Before the signing of the Sino-Japanese Friendship and Trade Treaty in 1871, the first treaty between Qing China and the Empire of Japan, Japanese representatives once raised objections to China's use of the term Zhongguo in the treaty (partly in response to China's earlier objections for the term Tennō or Emperor of Japan to be used in the treaty), declaring that the term Zhongguo was "meant to compare with the frontier areas of the country" and insisted that only "Great Qing" be used for the Qing in the Chinese version of the treaty. However, this was firmly rejected by the Qing representatives: "Our country China has been called Zhongguo for a long time since ancient times. We have signed treaties with various countries, and while Great Qing did appear in the first lines of such treaties, in the body of the treaties Zhongguo was always being used. There has never been a precedent for changing the country name" (我中華之稱中國,自上古迄今,由來已久。即與各國立約,首書寫大清國字樣,其條款內皆稱中國,從無寫改國號之例). The Chinese representatives believed that Zhongguo (China) as a country name equivalent to "Great Qing" could naturally be used internationally, which could not be changed. In the end, both sides agreed that while in the first lines "Great Qing" would be used, whether the Chinese text in the body of the treaty would use the term Zhongguo in the same manner as "Great Qing" would be up to China's discretion.[50][54]

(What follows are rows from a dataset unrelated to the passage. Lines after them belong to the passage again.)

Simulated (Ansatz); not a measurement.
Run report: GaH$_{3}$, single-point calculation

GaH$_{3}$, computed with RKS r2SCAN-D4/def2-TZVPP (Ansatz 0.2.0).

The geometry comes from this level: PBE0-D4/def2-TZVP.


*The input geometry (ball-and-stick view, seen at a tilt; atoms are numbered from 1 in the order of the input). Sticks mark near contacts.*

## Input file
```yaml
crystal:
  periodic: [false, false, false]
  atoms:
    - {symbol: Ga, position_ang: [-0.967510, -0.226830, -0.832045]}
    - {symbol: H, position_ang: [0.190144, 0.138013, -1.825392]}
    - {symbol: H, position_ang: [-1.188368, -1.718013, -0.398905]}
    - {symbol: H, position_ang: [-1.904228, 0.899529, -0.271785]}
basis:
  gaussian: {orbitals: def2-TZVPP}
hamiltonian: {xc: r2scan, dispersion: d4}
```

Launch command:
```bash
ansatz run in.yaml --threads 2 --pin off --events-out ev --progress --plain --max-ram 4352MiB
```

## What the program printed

Qing postal stamps released in 1878

Qing official Zhang Deyi once objected to the western European name "China" and said that China referred to itself as Zhonghua in response to a European who asked why Chinese used the term guizi to refer to all Europeans.[55] However, the Qing established legations and consulates known as the "Chinese Legation," "Imperial Consulate of China," "Imperial Chinese Consulate (General)" or similar names in various countries with diplomatic relations, such as the United Kingdom and United States. Both English and Chinese terms, such as "China" and "Zhongguo," were frequently used by Qing legations and consulates there to refer to the Qing state during their diplomatic correspondences with foreign states.[56] Moreover, the English name "China" was also used domestically by the Qing, such as in its officially released stamps since Qing set up a modern postal system in 1878. The postage stamps (known as 大龍郵票 in Chinese) had a design of a large dragon in the centre, surrounded by a boxed frame with a bilingual inscription of "CHINA" (corresponding to the Great Qing Empire in Chinese) and the local denomination "CANDARINS".[57]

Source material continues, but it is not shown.